The Good News: PLN was recently awarded two grants for $10,000 each. One is from the Solidago Foundation, the other is from the Center on Crime, Communities and Culture of the Open Society Institute. The grants will support PLN's operating expenses and strategic planning over the next year, with a primary goal of increasing our paid circulation. PLN has always been reader supported and retains the long term goal of maintaining its editorial independence and financial self sufficiency. These grants will assist our transition through a rough period in PLN's growth toward a future of sustained independence and economic self sufficiency.
Over the past sixteen months or so we have been working especially hard to increase our circulation and income. In addition to rising printing and postage costs we made the big step of adding a paid staff person to augment our volunteers. We finished 1996 having taken in about $32,000 in subscription income and spending about $40,000. Thanks to the $5,000 grant we received from the Southern Poverty Law Center and the generosity of PLN readers who responded to our emergency fund raising appeal, we made it through 1996 with $20 to spare. I think most people will agree that is cutting it too close.
Over the remainder of the year we plan to mail at least 30,000 sample PLN's to potential subscribers, including members of the criminal defense bar. By building up our subscriber base we cut down on our per issue costs which will increase PLN's long term viability. We've been around more than seven years now and plan to be around a while. In the past we were cautious about seeking grants (as well as being unsuccessful) because we have seen many groups that became dependent upon grant money, only to collapse when the funding dried up. We intend to use the money for something PLN has never been able to do in the past, namely a sustained outreach campaign of sample mailings.

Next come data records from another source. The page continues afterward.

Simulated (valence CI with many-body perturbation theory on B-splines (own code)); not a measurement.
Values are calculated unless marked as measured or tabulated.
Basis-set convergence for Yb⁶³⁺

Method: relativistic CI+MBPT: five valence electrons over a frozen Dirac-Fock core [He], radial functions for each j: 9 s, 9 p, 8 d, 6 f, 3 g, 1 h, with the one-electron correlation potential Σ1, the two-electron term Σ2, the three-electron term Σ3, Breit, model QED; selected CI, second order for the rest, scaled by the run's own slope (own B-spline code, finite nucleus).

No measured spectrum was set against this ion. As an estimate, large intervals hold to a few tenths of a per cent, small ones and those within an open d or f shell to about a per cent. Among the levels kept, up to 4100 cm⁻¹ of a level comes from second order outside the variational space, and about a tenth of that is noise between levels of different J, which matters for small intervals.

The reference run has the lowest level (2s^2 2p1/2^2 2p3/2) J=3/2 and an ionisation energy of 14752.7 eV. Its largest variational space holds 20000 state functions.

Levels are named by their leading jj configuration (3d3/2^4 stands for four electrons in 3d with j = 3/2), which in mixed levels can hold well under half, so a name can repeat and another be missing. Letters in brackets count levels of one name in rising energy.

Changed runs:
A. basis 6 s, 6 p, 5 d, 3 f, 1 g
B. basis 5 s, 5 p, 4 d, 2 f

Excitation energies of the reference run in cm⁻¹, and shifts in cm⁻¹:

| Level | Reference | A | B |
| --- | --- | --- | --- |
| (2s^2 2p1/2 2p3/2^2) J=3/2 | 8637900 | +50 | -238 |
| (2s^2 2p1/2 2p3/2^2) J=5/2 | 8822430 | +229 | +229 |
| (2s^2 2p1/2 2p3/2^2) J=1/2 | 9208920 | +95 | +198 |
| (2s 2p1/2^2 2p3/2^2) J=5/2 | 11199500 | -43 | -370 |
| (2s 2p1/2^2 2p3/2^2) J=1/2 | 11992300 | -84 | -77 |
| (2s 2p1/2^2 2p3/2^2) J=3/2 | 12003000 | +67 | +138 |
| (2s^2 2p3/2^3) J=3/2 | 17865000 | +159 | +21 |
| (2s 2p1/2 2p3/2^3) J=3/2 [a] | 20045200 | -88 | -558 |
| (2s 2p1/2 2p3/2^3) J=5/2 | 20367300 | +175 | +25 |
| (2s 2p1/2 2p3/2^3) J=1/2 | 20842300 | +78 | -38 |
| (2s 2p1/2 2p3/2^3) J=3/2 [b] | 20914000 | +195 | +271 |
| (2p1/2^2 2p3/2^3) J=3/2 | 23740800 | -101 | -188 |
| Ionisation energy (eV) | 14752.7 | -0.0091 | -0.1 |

One of our goals is to reach more prisoners. We're finding that there are virtually no national prisoner mailing lists and few up to date state based lists of prisoners. All too often the groups that have such mailing lists refuse to share them so we can do sample mailings. So if readers have any suggestions on groups whose membership would likely be interested in PLN, and the group would share their mailing list, please let us know. Likewise, if you're a prisoner please let your fellow prisoners know about PLN and encourage them to subscribe. You're our best means of advertising and getting the word out!
The Ugly News: In March, 1996, we added John Midgley as our first columnist. That issue was censored at a Florida prison when officials claimed John's article (on how to sue the right defendants) was a "threat to security." Eventually our readers received that issue. We then added political prisoners Laura Whitehorn and Mumia Abu Jamal to our columnist line up to bring our readers thought provoking commentary they won't find elsewhere. We've been very successful in doing so.
As PLN readers know, Mumia has experienced censorship by various media outlets that have knuckled under to the police lobby and whacko reactionaries who are afraid of letting the public hear from articulate prisoners. In his October, 1996, column Mumia wrote about his court hearing where prison officials admitted opening, reading and copying his legal mail to and from his attorneys. Personally, I liked it and thought he made good points. Alas, prison officials at the Susanville, CA prison weren't as enthused. When PLN subscriber Ronald Alexander wrote to tell us that his October issue was censored because of Mumia's column our publisher immediately appealed
The response we received from a W. Minnick states: "We banned this issue based upon an editorial by an Abu Mumia Jamal (sic), a controversial convicted murder(sic), now on death row in Illinois for killing a peace officer. Mr. Jamal's editorial was both racially inciting (anti-white) and spoke out against law enforcement personnel. We took it to be quite inflammatory and not appropriate for the institutional setting at CCC." CDC officials upheld the censorship. Mumia is in PA and its Mumia Abu Jamal. It's amazing when different people read the same thing and draw different conclusions. I read the article several times and didn't get inflamed. The CDC reversed its censorship of the October issue as we began the litigation process.
Speaking of small minded bigots, just when we thought at least we have one non controversial columnist we received an angry reader subscription cancellation. In her February, 1997, column Laura expressed her dismay at the silence of many in the Jewish community after the Israeli supreme court announced the torture of Palestinian prisoners was acceptable. A Florida reader wrote in and asked us to print her defense of Zionism. We declined to do so because philosophical discussions on Zionism are beyond PLN's scope of prison issues. In any case, we don't think that the judicially sanctioned torture of prisoners is defensible under any circumstances. In a rather hysterical and abusive letter the reader canceled her subscription to PLN and in the process accused PLN's editors of being anti-Semitic and stated that Laura's article would increase attacks on Jewish prisoners in the U.S. by upsetting indignant racists who read Laura's column. Some things are too stupid to merit a response, and this is one of them.
Just as we would, and should, be outraged if the U.S. supreme court issued a ruling saying it was okay for police to torture only black prisoners we are indignant and outraged that the Israeli supreme court did just that. If anything, Laura's column didn't go far enough by pointing out the Landau commission officially sanctioned the torture of Palestinians in 1987 and the high court merely rubber stamped long standing government policy. Several other readers have written in to express their appreciation for our columnists' articles. So a big thank you to John, Laura and Mumia for taking their time to write a quarterly column for PLN.
We are pleased at the fact our columnists are getting people to think. If we lose a few subscribers along the way that's unfortunate. We don't tell our columnists what to write nor do we censor their columns. What you see in PLN's pages is what they write for us. As always, we welcome feedback from our readers, so let us know what you would like to see in PLN and any suggestions about our coverage. Enjoy this issue of PLN.